PRISM-SLAM: Probabilistic Ray-Grounded Inference for Scale-aware Metric SLAM

Abstract

Monocular SLAM historically suffers from scale ambiguity and tracking failure in dynamic environments. While recent vision foundation models (VFMs) provide remarkable zero-shot depth priors, naively integrating these deterministic predictions ignores predictive uncertainty and frame-to-frame scale inconsistencies. We propose PRISM-SLAM, a real-time framework that rigorously integrates VFM priors into a structured Bayesian factor graph to achieve scale-aware, metric-consistent localization and mapping. Specifically, we introduce a Plücker Ray-Distance Factor to anchor monocular observations in absolute space within a globally consistent metric coordinate system, mathematically resolving scale drift by making the metric scale Fisher-identifiable. To handle environmental dynamics, we derive an epistemic uncertainty proxy from temporal depth consistency and formulate a Dynamic Scene Uncertainty Gating (DSUG) mechanism. This soft-gating approach probabilistically down-weights dynamic distractors without incurring the heavy computational overhead associated with traditional semantic segmentation masks. By employing a multi-process architecture that asynchronously processes VFM inference and geometric tracking, PRISM-SLAM provides verified metric output at 30 FPS using solely RGB input, bridging the gap between foundation models and real-world robotic applications. Evaluated on the TUM RGB-D and 7-Scenes benchmarks, PRISM-SLAM achieves a metric SE(3) Absolute Trajectory Error (ATE) nearly identical to its oracle-aligned Sim(3) error. This demonstrates that our system can produce deployment-ready metric trajectories by delivering robust metric SLAM solutions without any post-hoc scale correction.

Trajectory

Verified metric trajectories from PRISM-SLAM (monocular RGB): indoor (TUM) and outdoor (KITTI seq. 03).

KITTI Seq. 03

TUM RGB-D fr1/xyz

System Architecture

PRISM-SLAM uses a four-process architecture: (1) a C++ ORB tracker on CPU at ∼30 FPS, (2) a DA3-Large GPU worker that processes keyframes asynchronously, (3) a Python metric optimizer with log-domain WLS scale estimation and Kalman filtering, and (4) optional DSUG-gated dense reconstruction. Online, the tracker streams keyframes to DA3 and fuses metric depth and ray constraints back into the frontend with DSUG-gated optimization. For final maps, optimized poses are batched into DA3’s multi-view module (paper Sec. 3.7) before DSUG-filtered back-projection.

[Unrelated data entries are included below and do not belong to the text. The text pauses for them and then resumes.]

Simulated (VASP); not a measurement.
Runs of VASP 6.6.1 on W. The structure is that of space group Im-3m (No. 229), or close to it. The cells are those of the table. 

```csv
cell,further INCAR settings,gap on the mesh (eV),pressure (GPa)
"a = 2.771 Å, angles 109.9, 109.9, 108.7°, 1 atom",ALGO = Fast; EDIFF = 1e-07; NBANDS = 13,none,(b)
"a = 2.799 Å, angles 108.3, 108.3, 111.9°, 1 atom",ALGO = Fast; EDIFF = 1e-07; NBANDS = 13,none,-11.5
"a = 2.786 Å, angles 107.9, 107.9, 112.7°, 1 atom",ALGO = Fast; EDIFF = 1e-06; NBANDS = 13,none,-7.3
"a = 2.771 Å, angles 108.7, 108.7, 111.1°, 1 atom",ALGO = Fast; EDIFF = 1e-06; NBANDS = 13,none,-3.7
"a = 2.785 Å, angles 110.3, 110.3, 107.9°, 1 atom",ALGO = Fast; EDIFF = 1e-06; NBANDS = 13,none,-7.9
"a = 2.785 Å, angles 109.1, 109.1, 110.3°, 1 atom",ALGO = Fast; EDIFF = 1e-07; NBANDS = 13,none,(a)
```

DSUG: Temporal Depth Consistency as Uncertainty Proxy

TUM RGB-D fr3/walking static. (a) Input RGB. (b) Ground-truth depth (reference only; not used at runtime). (c) Pose-compensated DA3 depth residual as the DSUG epistemic uncertainty proxy u(p); bright regions mark temporally unstable geometry at moving subjects. (d) DSUG maps this variance into the optimization information matrix so dynamic regions are down-weighted without hard semantic masks.

Metric Scale in Monocular SLAM

Recent methods incorporate metric depth priors but still rely on post-hoc Sim(3) trajectory alignment. In evaluation, Sim(3) rescales the trajectory with a ground-truth oracle, whereas SE(3) measures rigid motion without any scale correction. PRISM-SLAM is the first to achieve true metric tracking evaluated under strict SE(3) alignment.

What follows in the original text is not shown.